Winner's End: A Backyard Game
A short essay on tearing my shoulder.
A cool summer breeze gently blows at my backside as I walk back toward the pitcher's mound. The pain begins to shot from my elbow all the way to my shoulder now. To my right sits an old trampoline, torn and weathered from years of mistreatment.
I stop for a moment to reflect on all the one-handed game winning touchdowns I've caught as a child. You see I'm a six-time Superbowl champion in my own backyard.
I glance forward.
The adrenaline from the shock has completely consumed the pain now. 60 feet, six inches away my cousin squats just beyond the sidewalk leading to the pool, but I'm too focused on the faded black mitt to notice his existence. It's a full count in the bottom of the ninth and I can't feel my index and middle fingers pressed against the red stitching.

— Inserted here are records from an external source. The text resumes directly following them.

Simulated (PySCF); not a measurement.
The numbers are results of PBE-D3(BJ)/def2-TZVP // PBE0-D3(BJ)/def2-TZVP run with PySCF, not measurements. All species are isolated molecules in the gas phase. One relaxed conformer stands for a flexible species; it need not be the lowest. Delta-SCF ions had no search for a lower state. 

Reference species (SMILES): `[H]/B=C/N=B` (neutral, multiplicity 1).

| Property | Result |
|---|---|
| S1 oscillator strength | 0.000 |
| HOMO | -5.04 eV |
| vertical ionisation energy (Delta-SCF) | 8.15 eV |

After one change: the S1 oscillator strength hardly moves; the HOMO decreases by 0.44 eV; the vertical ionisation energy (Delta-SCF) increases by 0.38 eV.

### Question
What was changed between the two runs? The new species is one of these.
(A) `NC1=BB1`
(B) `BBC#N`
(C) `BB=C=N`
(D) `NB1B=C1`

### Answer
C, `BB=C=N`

I take one last glance toward Derek Jeter, the game tying run at third base, knowing that the bushes outside my parents window is as close to home plate as he's going to get.
The stretch, the wind-up, the pitch all seem to be in slow motion. I've thrown a million sliders in my life, but none cut harder or faster than this one.
Or so I've heard.
As I fell to my knees grasping my arm in pain, all I could think about is if we had one the game. It's the kind of moment every athlete fears: the realization that you are indeed human.